However, we tend to be late in issuing the necessary warnings and taking proper measures in such cases. The potential for conflict is growing and spreading throughout the entire region. Clashes are seen not only between the followers of different sects of the same religion, but also between practitioners of different religions and even members of separate ethnicities. In the eyes of Sunnis, “Shiite” Iran and the “Alawite” Assad administration are treating dissidents in Syria as the “other,” while Shiites perceive Saudi and Bahraini efforts to suppress Shiite protesters in Bahrain as Sunni tyranny. Someone is telling Sunnis in Syria and Iraq that Iran-backed and Shiite-supported Alawites are spilling their blood, while this same someone is propagandizing that Sunnis are killing Shiites in Bahrain and Iraq. We are thus being pulled into a perfect atmosphere of fitnah, or dissension.
Amid this atmosphere of chaos, two states appear to be acting without wisdom or forethought: Iran, which tends to see itself as the leader and patron of Shiites and even Alawites and Zaydis in the region, and Saudi Arabia, which, similarly, markets itself as the boss and protector of Sunnis. The Saudi-Iranian conflict is leading to a sectarian confrontation, urging other governments and sects to pick a side.
Pakistan and Iraq are two countries that are considerably hampered by sectarian conflicts. Although they are supposed to come together under the unifying umbrella of the same religion, Muslims are spilling each other’s blood unjustly, thereby committing a cardinal sin.
In April 2011, Iraqi Prime Minister Nouri al-Maliki announced that 76,000 people had died and 14,000 people had gone missing in the sectarian clashes that started in 2006. Other resources tell us that this figure is above 10,000. For Maliki, the main cause of this was that “someone is meddling in the domestic politics of Iraq at will and supporting certain sects.”

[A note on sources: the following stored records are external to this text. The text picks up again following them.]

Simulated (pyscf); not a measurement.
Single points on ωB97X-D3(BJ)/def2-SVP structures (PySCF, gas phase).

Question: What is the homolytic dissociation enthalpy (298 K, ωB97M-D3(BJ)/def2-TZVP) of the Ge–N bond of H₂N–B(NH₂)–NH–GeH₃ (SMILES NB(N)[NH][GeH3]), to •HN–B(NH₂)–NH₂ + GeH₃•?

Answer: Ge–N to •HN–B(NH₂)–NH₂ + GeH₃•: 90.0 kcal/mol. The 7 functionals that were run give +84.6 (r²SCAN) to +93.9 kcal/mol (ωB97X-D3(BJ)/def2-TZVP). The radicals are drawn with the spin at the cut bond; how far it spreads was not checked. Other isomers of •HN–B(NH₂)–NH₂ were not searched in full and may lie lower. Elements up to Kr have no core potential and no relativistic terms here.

Sectarian clashes aside, religion-based and ethnicity-centered conflicts also have the potential to plunge the region into hell. Indeed, religion-centered clashes may emerge unexpectedly in every country with a diverse demographic structure. For the time being, Egypt and Nigeria are the most likely candidates. Lebanon has always been a potential area for conflict and it is highly vulnerable to religion-based and sectarian conflicts.
Given the policies pursued by the countries in the region as well as the views expressed by various media organs and intellectuals in these same countries, the odds of preventing religion-centered, sectarian and ethnic conflicts looks unlikely. We thus expect such a conflict to erupt anywhere in the region, including Turkey.
Everyone should call on their respective politicians, rulers and opinion leaders to be more responsible. Some countries may be taking sides with certain religion-based, sectarian and ethnic conflicts in the hopes of deriving short-term political benefits, but this does not give us a legitimate justification to act in the same manner. Indeed, such conflicts will bring no one long-term or permanent advantages or benefits.
Historically, there were too many tiny principalities in Anatolia before the establishment of the Ottoman Empire, and the rulers of these principalities fought each other to further their small interests. But, Osman Gazi, the first Ottoman sultan, came and united them all. He concentrated their efforts against the common enemy: Byzantium. Those whose seek to derive power and strength from sectarian or ethnic conflicts for the sake of internal/national groups or for the sake of external/global powers will end up in disappointment and loss because they will drag their countries into bloody clashes for no reason at all.
In this respect, Turkey should be more attentive, cautious and responsible than others. We have already been experiencing an ethnic conflict that has cost the lives of 40,000 people over the past 30 years. Sunni-Alevi provocations have led to deaths and tragedies in Çorum, Kahramanmaraş and Sivas. In other words, Turkey sits on a number of ethnic and sectarian fault lines. We are increasingly forced to adopt a “sectarian” attitude in our policy concerning the region. But we must avoid sectarian policies and we must stay away from turning our foreign policy into a sectarian minefield.